Lawyers and notaries scored a big victory for solicitor-client privilege today, as the Supreme Court of Canada ruled that legal professionals cannot be compelled by a provision in tax law to divulge their clients’ identities or any other privileged information.
The court’s twin rulings, both unanimous, in Canada v. Thompson and Canada v. Chambre des notaires, finds that facts about clients, including their identities, fall under solicitor-client privilege; that the clients of notaries are also afforded this privilege; and that the privilege can only be abrogated if no other way can be found to carry out the broader legislative purpose.
Both cases centred on s. 232 of the Income Tax Act, which specifically excludes a lawyer’s accounting records from solicitor-client privilege.
In the case of lawyer Duncan Thompson, the Canada Revenue Agency had sent an order for various documents, including his accounts receivable. Thompson complied with parts of the order but refused to divulge the identity of his clients, arguing that to do so would be to violate their privilege.

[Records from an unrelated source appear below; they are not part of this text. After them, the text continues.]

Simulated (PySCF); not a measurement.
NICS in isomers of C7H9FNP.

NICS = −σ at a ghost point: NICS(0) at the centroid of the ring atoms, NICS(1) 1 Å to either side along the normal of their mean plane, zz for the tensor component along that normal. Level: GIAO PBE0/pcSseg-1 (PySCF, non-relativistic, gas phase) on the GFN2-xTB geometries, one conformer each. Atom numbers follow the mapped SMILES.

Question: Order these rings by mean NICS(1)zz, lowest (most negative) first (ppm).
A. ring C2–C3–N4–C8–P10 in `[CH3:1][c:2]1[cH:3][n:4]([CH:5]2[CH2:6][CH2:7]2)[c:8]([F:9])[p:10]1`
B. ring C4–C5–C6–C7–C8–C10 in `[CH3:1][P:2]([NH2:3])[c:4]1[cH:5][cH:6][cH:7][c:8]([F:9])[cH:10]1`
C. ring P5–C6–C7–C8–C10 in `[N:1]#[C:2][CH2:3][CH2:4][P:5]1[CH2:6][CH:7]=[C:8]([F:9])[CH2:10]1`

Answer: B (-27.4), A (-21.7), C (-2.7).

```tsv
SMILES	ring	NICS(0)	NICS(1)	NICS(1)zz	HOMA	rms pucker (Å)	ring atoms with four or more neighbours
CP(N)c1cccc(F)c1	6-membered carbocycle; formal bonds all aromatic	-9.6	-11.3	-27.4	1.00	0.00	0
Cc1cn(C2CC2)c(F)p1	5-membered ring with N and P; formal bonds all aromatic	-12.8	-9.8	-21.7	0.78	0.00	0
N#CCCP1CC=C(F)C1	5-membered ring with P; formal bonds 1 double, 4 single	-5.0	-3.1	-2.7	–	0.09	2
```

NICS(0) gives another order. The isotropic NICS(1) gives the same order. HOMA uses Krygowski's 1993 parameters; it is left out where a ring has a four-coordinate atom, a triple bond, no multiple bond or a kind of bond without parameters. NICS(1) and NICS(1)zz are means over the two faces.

The issue at stake in Thompson, then, was whether the identity of a lawyer’s clients fell under solicitor-client privilege. Here the Supreme Court is clear: there is no difference between information about a communication with the client and information about the status or identity of a client.
As the decision states: “This Court has rejected a category-based approach to solicitor-client privilege that distinguishes between a fact and a communication. In this case, absent proof to the contrary, all of the information sought is prima facie privileged.”
In Chambre des notaires, where notaries were similarly ordered to provide privileged tax documents, the court addressed the constitutional validity of the exclusion in the Income Tax Act, finding that it fails to meet the test of “absolute necessity” required to abrogate the fundamental principle of justice that is solicitor-client privilege.
“Section 231.2(1) . . . and s. 231.7 . . . are unconstitutional, and inapplicable to notaries and lawyers in their capacity as legal advisers. The exception for a lawyer’s accounting records set out in the definition of ‘solicitor-client privilege’ in s. 232(1) of the ITA is unconstitutional and invalid.”
Mahmud Jamal, the lawyer at Osler, Hoskin & Harcourt LLP who represented the Canadian Bar Association as an intervener, calls it a “very good day” for solicitor-client privilege and the law.
“These are very strong rulings for the protection of solicitor-client privilege and for the legal profession,” he says. “They affirm that solicitor-client privilege is constitutionally protected in Canada, regardless of the context.”
There had been some concern, he says, that the court might weaken privilege where taxation matters are concerned.
This would have led lawyers and notaries to become “informants or archives of information against the interests of their clients. . . . The court has all but shut the door on this possibility, though it will be left to Parliament to attempt to devise a new, constitutional scheme if it chooses to do so.”
Indeed, the court suggests that the constitutional defects around the CRA’s orders “could easily be mitigated and remedied by way of measures that are compatible with the state’s obligations relating to the protection of professional secrecy.”
A process of judicial review, for instance, could allow the court to determine the validity of a claim of privilege around taxation documents, although it’s not immediately clear how to avoid the Catch-22 scenario that would have a lawyer disclose privileged information (such as identity) in order to assert the privilege.
“I think what the court contemplates is a lawyer advancing the client’s privilege claim without identifying the name of the client,” says Jamal.
“This can be done by the lawyers providing sufficient information to allow for the claim of privilege to be evaluated by the court, or perhaps by allowing the court to review the documents in camera. There are a number of options.”